A Lesson from the Ivy Leaguers
Hitting the press recently has been a stream of investment returns getting published by the big university endowments. Why does this matter, you ask? With hundreds of billions allocated especially to those funds of the Ivy League schools, a lot of attention is paid to how this “smart money” invests. Returns give an insight to that. And this smart money has been doing a lot of thinking, especially since the financial crisis of 2008, to find ways to enhance returns, limit risk, and get to the best possible place for their dollars.
But the results continue to be questionable. In fact, in the most recent year average, endowments posted their worst returns since 2009, a period that included the financial crisis (endowments typically use June 30th as the end of their performance periods). Much of the way these endowments have gone about “fixing” their portfolios from 2008 has been through a growing use of alternatives which has steadily been increasing. A study from Vanguard about endowments shows large endowments have increased their exposure to alternatives from 28% in 2002 up to 60% more recently.
How have they done? You can see for yourself. Below is a chart showing many of the top Ivy League endowments and how their return stacked up.
Now the message here is not to pick on alternatives or debate their merits. No, the point here is that this has been a tough investment climate all around. Sure, large US stocks were up 4.0% (S&P 500) and bonds (Barclays Aggregate) were up 6.0%, but all other portions of the market struggled. Small US stocks lost -6.7% (Russell 2000) and foreign stocks fell -10.2% (MSCI EAFE). Put all this together and the basic balanced portfolio* referred to in the chart had a go nowhere year. That doesn’t feel good, but it’s all relative. While it is certainly important how you feel when these types of markets inevitably present themselves, it is far more important what you do about it. The endowments keep trying to “fix” things: change managers, have more alternatives, lock up in long-term investments, bring more investment talent in-house, and the list goes on. A lot of the “fixing” ends up looking like chasing performance, something we’ve seen time and again not work.
Instead, the approach needs to be that of discipline. Sometimes the best investment decision is the one you don’t make at all. It doesn’t mean you don’t think and evaluate what’s going on. But if your philosophy is anchored upon a meaningful strategy, the only way to realize the fruits of the strategy is to weather the ups and downs that come with it. And all along the way it certainly makes sense to keep your eye on how others, like the best and brightest of the endowment world, are doing relative to you. By that measure, things look pretty darn good.

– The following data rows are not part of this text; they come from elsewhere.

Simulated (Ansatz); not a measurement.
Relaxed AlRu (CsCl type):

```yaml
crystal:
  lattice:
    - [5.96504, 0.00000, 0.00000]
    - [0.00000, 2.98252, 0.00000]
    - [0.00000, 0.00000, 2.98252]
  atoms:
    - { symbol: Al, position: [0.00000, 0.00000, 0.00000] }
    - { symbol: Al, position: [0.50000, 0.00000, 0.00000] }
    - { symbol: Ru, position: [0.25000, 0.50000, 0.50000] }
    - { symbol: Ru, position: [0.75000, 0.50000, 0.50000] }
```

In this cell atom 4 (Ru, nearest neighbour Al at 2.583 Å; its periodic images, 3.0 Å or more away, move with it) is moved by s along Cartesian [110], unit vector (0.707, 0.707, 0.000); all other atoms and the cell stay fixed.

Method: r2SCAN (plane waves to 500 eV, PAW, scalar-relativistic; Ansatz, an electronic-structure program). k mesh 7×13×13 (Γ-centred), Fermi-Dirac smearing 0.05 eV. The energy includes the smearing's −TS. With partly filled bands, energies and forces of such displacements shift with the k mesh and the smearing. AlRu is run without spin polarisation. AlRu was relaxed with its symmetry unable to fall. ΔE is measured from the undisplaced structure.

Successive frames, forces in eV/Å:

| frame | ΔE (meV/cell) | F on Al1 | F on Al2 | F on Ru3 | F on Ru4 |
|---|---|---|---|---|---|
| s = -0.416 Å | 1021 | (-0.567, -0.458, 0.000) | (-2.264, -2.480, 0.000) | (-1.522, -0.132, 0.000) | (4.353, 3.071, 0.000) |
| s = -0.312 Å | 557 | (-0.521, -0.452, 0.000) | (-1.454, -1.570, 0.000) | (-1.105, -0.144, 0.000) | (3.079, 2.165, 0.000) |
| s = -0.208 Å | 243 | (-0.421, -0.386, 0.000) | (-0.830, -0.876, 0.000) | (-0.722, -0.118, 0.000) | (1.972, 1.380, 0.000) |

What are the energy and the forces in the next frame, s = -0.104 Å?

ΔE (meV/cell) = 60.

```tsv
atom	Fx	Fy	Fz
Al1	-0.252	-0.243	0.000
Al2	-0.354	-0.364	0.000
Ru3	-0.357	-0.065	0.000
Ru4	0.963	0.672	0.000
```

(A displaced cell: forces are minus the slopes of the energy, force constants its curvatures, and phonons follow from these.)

The S&P 500 Index is widely regarded as the best single gauge of the U.S. equities market, this world-renowned index includes a representative sample of 500 leading companies in leading industries of the U.S. economy. The Barclays Capital U.S. Aggregate Index (Agg) represents securities that are SEC-registered, taxable, and dollar denominated. The index covers the U.S. investment grade fixed rate bond market, with index components for government and corporate securities, mortgage pass-through securities, and asset-backed securities. The Russell 2000 Index® (R2000) measures the performance of the 2,000 smallest companies in the Russell 3000 Index. The MSCI® EAFE (Europe, Australia, Far East) Net Index USD is the pre-eminent benchmark in the US to measure international equity performance. It comprises 21 MSCI country indexes, representing the developed markets outside of North America measured in U.S. dollars.
Data for the chart above gathered from university press releases and the Wall Street Journal.